The 7th Dumbest Thing I Ever Heard

This week’s Scripture: Matt. 5: 17-20.  17 “Think not that I have come to abolish the law and the prophets; I have come not to abolish them but to fulfil them. 18 For truly, I say to you, till heaven and earth pass away, not an iota, not a dot, will pass from the law until all is accomplished. 19 Whoever then relaxes one of the least of these commandments and teaches men so, shall be called least in the kingdom of heaven; but he who does them and teaches them shall be called great in the kingdom of heaven. 20 For I tell you, unless your righteousness exceeds that of the scribes and Pharisees, you will never enter the kingdom of heaven.”

In Puccini’s opera, “Turandot,” any potential suitor to the Princess must answer three riddles.  Answered correctly, he wins her hand in marriage.  The wrong answer results in getting the axe.  The first question is what is born at night and dies during the day. Calaf, the orphan boy, gets the answer (and eventually the right to marry Turandot) by correctly answering; HOPE.

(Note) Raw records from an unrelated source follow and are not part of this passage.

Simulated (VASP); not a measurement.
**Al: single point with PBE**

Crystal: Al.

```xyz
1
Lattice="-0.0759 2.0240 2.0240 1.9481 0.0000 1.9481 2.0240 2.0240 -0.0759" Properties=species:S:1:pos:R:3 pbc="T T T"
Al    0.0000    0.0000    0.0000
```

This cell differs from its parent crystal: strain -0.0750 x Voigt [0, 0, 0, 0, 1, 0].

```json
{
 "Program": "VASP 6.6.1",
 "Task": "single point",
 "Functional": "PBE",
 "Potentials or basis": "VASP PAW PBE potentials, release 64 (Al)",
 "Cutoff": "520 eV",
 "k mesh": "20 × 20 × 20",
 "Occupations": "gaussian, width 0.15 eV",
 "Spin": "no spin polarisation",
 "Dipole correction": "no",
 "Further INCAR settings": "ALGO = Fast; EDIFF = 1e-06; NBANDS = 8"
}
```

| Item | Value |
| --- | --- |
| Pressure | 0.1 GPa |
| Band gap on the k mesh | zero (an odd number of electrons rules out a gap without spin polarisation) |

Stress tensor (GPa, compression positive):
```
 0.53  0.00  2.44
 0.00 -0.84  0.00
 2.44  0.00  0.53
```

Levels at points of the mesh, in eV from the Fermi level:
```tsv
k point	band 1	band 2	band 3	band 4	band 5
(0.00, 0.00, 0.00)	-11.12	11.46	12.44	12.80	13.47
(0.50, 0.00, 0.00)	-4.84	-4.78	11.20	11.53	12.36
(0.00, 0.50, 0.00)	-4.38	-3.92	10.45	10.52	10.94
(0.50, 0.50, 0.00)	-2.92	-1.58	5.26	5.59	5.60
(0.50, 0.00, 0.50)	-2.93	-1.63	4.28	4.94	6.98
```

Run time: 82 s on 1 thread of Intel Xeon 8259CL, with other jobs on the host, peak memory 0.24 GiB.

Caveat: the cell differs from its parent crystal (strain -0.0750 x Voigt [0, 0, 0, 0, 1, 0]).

The cycle of hope is similar to the outrageous road map that Jesus lays down in these verses. Even when the day’s events grind us down and convince us that there is no real foundation for hope, we find ourselves waking the next day feeling the possibility within reach.We maintain hope even in the face of little evidence.

Justice and mercy are seemingly at odds as well. How can we live in a world of law and still exercise mercy? From a philosophical level, Jesus is helping us all remember that the inherent nobility found within the human heart is rendered dissolute without a clear resolution between justice and mercy. Law given by a Divine hand must be the standard but how does the human race live up to the law that is impossible to keep?  The answer is not to do away with the law but to reform the lawbreaker.  To bring new life into law by the power of love.

Hanging on to our divine rights as people is a deadly prerogative. Insisting that we are noble people to the extent that we insist on having our own way is self-destructive and dissonant to society. However, serving others in the way of Jesus keeps the law and offers redemption to the one who has lost hope.Jesus said it this way, “Whoever wishes to save his life must lose it.”  It’s this kind of crazy making that will redeem the world and satisfy the inherent law of our heart.